“Yung sinigang namin, sobrang asim saka sobrang anghang (“Our sinigang is super sour and super spicy”),” Grace Bernadas boasts, further pointing out that we probably couldn’t handle it. It was her favorite food in the world—that particular rich sinigang, in that special way only her family can make. It was sinigang that her family made a point to enjoy around the table together. Her father was an overseas foreign worker (OFW) for most of Grace’s childhood, but when he was home, he absolutely insisted the whole family eat together. Due to the long absences of her father, there was tension and coldness in their relationship, but it all dissipated once a bowl of sinigang was on the table, father and daughter all wrapped up in the warm wafting steam of the spicy-sour dish. 

Today, Grace works in Japan to support herself and her parents in the Philippines. At her job in Tokyo, she typically works 11-hour days and would at times work even on weekends to be able to visit home. She’s used to it by now, but all the same, she’s always incredibly tired.
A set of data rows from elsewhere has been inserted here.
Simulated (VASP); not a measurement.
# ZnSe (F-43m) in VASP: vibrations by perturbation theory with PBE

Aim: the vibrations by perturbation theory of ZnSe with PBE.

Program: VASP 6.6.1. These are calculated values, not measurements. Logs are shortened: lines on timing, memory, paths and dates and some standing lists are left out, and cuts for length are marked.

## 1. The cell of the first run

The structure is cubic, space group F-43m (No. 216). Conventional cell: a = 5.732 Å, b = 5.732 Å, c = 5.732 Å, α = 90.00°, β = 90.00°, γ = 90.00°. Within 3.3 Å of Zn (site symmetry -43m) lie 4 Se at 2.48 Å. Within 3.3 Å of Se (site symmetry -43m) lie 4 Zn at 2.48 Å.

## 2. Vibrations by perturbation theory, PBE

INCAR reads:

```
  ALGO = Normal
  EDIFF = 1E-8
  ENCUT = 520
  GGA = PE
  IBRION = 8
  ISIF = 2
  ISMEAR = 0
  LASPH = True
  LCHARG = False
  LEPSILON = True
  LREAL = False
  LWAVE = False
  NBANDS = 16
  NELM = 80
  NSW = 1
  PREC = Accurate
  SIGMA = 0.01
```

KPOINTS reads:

But if there was one thing she remembered to do in Japan, it was to eat. Eating isn’t that hard to remember when you’re surrounded by good food. In the heart of Tokyo, she tells me of her food finds. The best gyoza she’s ever had is nearby her home and is so affordable that she claims she could gobble down 25-35 pieces per visit. She’d often only go to a restaurant just once. Usually, she’d go for something new each time. Sometimes though, she gets a craving that’s not just a walking distance away.

Sometimes, Grace craves Double Dutch ice cream—they don’t have that in Japan. We used to eat it by the pint in high school when we had bad days. Sometimes, she craves mango float. Her sister had once made her three giant servings of mango float to welcome her home. When that craving hit in Japan, she had to shell out some serious cash for authentic, sweet Filipino mangoes.

Her greatest craving though, the kind that fills her with intense desire, is when she craves sinigang. Not just any sinigang would do. She’d open her small pantry, filled with packets of sinigang mix she’d hoarded much, much earlier. She would plot it out in her schedule: when to scour different markets for different specific ingredients, and when exactly she could carve out time in her busy schedule to cook. This wasn’t just any sinigang she was making; this was the sinigang of her childhood.